Posted by ameliaalone Posted on: 06/30/09

Missing Michael

I don't know about anyone else here, but I'm still kind of in disbelief that Michael Jackson is dead. I feel very alone in my grief, and it's been my experience that to share it with others helps a lot. I'm sure there must be some one out there who feels as badly as I do-- a little like I did on September 12, 2001-- walking around in shock like the walking wounded on a battlefield. So here's my attempt at articulating my (all too short) experience with MJJ.

Born right at the height of his popularity, I grew up listening to the "Bad" album. My mother used to sing "Smooth Criminal" to me when I was little because "Annie are you okay?" sounds like "Amy are you okay?" and she calls me Amy. I remember dancing to the Bad album with my best friend at the time, us calling ourselves Michael and Janet Jackson...my best friend was a boy, so this wasn't strange:)

A few years later I moved with my family from New Jersey to Michigan, and really didn't think about Michael very much for several years. In the early '90s we got "re-aquainted" when he released "You Are Not Alone." I was an extremely angst-ridden adolescent, and this song meant the world to me, as I often felt very, very alone.

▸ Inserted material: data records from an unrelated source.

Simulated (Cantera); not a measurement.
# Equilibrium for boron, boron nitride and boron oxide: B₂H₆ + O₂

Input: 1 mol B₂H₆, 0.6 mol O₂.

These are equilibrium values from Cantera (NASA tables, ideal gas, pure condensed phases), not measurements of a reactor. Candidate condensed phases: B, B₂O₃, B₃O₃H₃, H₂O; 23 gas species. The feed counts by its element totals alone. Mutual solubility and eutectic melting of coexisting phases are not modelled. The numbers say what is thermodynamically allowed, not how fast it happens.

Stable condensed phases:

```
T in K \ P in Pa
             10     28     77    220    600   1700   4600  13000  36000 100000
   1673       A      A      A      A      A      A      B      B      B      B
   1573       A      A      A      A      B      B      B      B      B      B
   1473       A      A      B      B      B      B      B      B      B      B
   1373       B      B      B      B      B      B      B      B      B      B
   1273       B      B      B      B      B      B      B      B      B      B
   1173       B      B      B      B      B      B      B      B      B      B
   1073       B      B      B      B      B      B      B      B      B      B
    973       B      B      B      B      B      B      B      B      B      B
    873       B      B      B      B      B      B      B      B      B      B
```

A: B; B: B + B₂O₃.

During those years I read a biography of Michael Jackson that really exposed--even more so than his music--the amazing person this world would lose in 2009. He was such an unbelievable talent, and his heart was so big it baffles me.

He was tragic and beautiful, so tortured, so broken-- my heart could not help but go out to him. He was much deeper, much more sensitive, much more passionate than anything I could ever describe. My heart couldn't help but go out to him and wish him happiness.

I used to listen to his Dangerous album--new at that time--and I was so moved by his music I can hardly find the words. Michael loved everyone. As taboo as it is now to believe in him, I whole-heartedly endorse his aquittal of any wrong done to the kid whose family brought him to court.

I truly believe that once in a great while, there are people who live on a seperate plane-- like Vincent Van Gogh-- artists who are so tortured by the rigormorale and daily strain that they must live in their own world, lest they be destoryed inside by our own. Incidentally, Van Gogh is my favorite painter for this very reason; he was too fragile, too beautiful to live very long on this savage Earth. These men inspired me and made me miserable, broke my heart and touched my soul...it all sounds so trite, so corny I wish there was another way to say it, but I think sometimes the same words used over and over are appropriate--especially in remembrance.

This weekend I was numb to everything, even while visiting family and deciding where to move-- it's become an all-too-familiar feeling. My father died a year and a half ago, and a few years before that Johnny Cash, the musician I had always associated with my father. Though I knew Johnny was in bad shape toward the end of his life and I knew his heart was broken without June, I somehow always thought he would be alive. I never imagined living in a world without a living Johnny Cash. When he died, it was like my own father did. I cried and mourned his loss almost as much as Dad.

Michael Jackson was very similar. Though of course he bore no resemb;ence at all to my strong, wonderful father or the sweet-faced Johnny Cash, Michael had the same brilliance and kindness that those other two men in my life had. And I never imagined I would outlive him either. When it happened it was like some one had torn away a piece of my identity.

Michael sang "hold you" the same way I say "hold you" when cooing with babies or pets: he dropped the "l" so it sounded like "hoed" you. "Hoed me like the River Jordan..."

As a writer I'm feeling very lost, given the recent epidemic that seems to have stricken our entertainers. Farah Fawcett and Michael died on the same day, Billy Mays a day or two later, Ed McMahan...it's unbelievable who we've lost in such a short time. As a result of such sudden loss, my heart feels hollow. When some of the brightest stars suddenly fall, how do we light up the sky?

Forgive this rambling blog; I just needed to bleed out some of this putrid sorrow and try to feel whole again.